From the beginning, it has been clear that achieving these goals would depend on large improvements being made in India, since it was estimated to be home to a third of the world’s poor. In 2010, a report was released by the United Nations to assess the changes made in India so far. Here are some of the results.
-India has made great strides in increasing the number of children attending primary school, creating access to clean water, and conserving natural resources. However, at the current rate of progress, it is not aimed to meet targets in the areas of poverty, hunger, health, and gender equality.
-Hunger continues to be a persistent problem and India still accounts for 50% of the world’s hungry. It is estimated that more than 46% of children in India are undernourished.
-Mothers and children in India continue to face major health risks. For every 1,000 live births, an average of 74 children will die before their 5th birthday and an average of 254 women die giving birth to a child for every 100,000.

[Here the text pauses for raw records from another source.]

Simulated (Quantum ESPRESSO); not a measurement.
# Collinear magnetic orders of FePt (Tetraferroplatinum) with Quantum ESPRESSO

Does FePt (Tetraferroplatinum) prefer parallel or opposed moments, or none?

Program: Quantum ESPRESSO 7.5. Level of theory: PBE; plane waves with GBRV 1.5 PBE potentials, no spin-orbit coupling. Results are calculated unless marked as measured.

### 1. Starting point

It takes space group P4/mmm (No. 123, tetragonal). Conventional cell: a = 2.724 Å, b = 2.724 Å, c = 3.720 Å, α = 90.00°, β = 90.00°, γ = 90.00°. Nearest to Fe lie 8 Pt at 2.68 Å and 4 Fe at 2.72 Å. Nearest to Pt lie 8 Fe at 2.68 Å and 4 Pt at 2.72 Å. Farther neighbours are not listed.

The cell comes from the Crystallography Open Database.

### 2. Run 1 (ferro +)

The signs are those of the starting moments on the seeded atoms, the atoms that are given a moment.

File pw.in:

-The Government of India has created many rights-based laws and innovative development programs with the potential to make great progress in these areas. However, problems such a persistent inequality, ineffective delivery of public services, weak accountability systems, and gaps in the implementation of pro-poor policies often prevent those most in need from accessing assistance.
SAFP is striving to make these goals and their targets a reality as we approach 2015. Not only are we working with poor families and communities to meet their basic needs, we are also helping them to gain access to government programs and services and to address the issues of inequality and corruption. Our programs have also expanded into new areas of the country that are struggling to make progress, including Chhattisgarh, Madhya Pradesh, Maharashtra, Orissa, and Uttar Pradesh. Through the joint efforts of many committed groups working to achieve these goals, we are hopeful that we can greatly improve the lives of those most in need in India and around the world.